Ralf Toth wrote:Would it not make sense that owners submit (anonymously or with their names on it), the titles and additional details (authors, convention played at, two-sentence summary of the content, maybe even pictures) to Scott and he presents this in a tournament module section of the Acaeum?Of course, the term "tournament module" would have to be defined for submission process. It seems the "usual suspects" have some knowledge on them. Why not share? OK, it need not be with pictures. Just an information, so that the rest of us knows, these items exist.Or do tournament modules not fit in the Acaeum scheme?
Ralf Toth wrote:It seems the "usual suspects" have some knowledge on them. Why not share? OK, it need not be with pictures. Just an information, so that the rest of us knows, these items exist.
Or do tournament modules not fit in the Acaeum scheme?
dathon wrote:Yes, I've thought the same thing recently that Deadlord said about someone submitting their own work as an old tourney. How could any of this really be verified? Someone could even claim the tourney was a Gen Con D&D event and how would we know? Does anyone have all the Gen Con programs to verify at least the title?

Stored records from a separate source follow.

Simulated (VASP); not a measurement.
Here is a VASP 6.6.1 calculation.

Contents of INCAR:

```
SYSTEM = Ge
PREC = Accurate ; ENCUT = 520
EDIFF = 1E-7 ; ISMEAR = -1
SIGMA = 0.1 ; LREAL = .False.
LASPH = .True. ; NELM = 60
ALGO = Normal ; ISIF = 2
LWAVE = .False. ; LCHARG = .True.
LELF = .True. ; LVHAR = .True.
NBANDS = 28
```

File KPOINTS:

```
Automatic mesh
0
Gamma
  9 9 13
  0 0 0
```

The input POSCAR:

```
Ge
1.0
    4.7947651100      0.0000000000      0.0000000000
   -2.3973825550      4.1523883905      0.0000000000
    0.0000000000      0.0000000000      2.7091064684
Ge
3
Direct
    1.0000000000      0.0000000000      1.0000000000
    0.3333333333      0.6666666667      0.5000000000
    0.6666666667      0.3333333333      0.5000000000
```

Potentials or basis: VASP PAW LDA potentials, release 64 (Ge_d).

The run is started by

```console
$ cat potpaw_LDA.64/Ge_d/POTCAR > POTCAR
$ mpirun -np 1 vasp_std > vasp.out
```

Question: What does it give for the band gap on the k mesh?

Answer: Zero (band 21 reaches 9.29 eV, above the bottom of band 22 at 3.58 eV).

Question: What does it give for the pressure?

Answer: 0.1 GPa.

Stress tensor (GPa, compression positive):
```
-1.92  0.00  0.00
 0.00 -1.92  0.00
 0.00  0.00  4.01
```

grodog wrote:While I don't have all of them, I do have a lot of programs as .pdf's, provided by Randy Porter (mentioned above; he provided them to help my tourney research, in exchange for scans of all of my GenCon badges from over the years). I'm sure other folks have more complete GenCon program collections, though, but I'd be happy to try to help someone authenticate a tourney if they had questions.
grodog wrote:Of course they do Shane
a2jeff wrote:Based on these themes, and the price paid for these at ~$125 per module, does anyone have any others that meet the three points above that they would part with at $125?
grodog wrote:Sounds like a good Distributed Acaeum project to me.